Juneteenth commemorates the day the last enslaved African Americans learned they were free.

GRAND RAPIDS, Mich. — Juneteenth is unofficially celebrated every year on June 19, and that celebration is expected to become a federal holiday once President Joe Biden signs the bill that passed both the House and Senate. 

Ken James, Director of Inclusion for the Grand Rapids Chamber of Commerce, says he's excited about the decision.

"I think making a holiday around Juneteenth is the right thing to do," he says. "I'll also take it a step further and say people who work in places with a variety of backgrounds, we can acknowledge the significance in these workplaces, it makes a more significant workplace."

James says the extra awareness will help educate people about Juneteenth's history. Juneteenth commemorates the day the last enslaved African Americans learned they were free. Confederate soldiers surrendered in April 1865, but word didn’t reach the last enslaved Black people until June 19, when Union soldiers brought the news of freedom to Galveston, Texas. That was also about two and a half years after the Emancipation Proclamation freed slaves in the Southern states.

"I think we all benefit from having that shared history," he says.

But the Greater Grand Rapids NAACP president isn't as convinced. 

"It is a slap in the face and it's absolutely ridiculous," Cle Jackson says. 

Jackson says there's other legislation right now that should've come first, like the George Floyd Justice in Policing Act, the John Lewis Voting Rights Act and the People's Act. 

"If U.S. Congress wants to extend an olive branch, they should move forward those three pieces of legislation that actually systematically and institutionally will impact Black folks and brown folks across this country," he says.

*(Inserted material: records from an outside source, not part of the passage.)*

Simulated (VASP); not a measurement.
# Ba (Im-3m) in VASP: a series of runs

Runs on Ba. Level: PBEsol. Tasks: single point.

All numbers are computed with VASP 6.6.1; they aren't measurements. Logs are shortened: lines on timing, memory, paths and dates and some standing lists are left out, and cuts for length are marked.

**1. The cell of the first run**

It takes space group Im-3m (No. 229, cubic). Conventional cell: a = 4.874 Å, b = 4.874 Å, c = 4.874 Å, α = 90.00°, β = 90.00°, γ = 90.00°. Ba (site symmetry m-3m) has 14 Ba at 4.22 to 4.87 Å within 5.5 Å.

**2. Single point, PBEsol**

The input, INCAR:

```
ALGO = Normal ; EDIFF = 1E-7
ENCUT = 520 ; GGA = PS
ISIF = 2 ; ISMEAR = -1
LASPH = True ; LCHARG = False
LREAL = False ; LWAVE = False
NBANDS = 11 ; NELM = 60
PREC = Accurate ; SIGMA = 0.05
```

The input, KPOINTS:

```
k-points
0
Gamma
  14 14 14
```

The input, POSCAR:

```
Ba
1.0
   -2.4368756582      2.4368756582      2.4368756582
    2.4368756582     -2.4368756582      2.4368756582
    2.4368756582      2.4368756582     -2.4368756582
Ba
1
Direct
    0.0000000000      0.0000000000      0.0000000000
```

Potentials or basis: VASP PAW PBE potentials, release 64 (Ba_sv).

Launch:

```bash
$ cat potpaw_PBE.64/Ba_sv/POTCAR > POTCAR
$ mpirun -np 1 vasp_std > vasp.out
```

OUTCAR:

Jackson also called the decision a political move. 

"This is a posturing move I'd say at best," he says. "For those individuals who are ecstatic and think this is a step in the right direction, I'll say more power to them, but again we have to look at real issues that improve our quality of life standards."

James says this move can further action across the country. 

"Let's look at what we can do now to continue the momentum in the right direction," he says.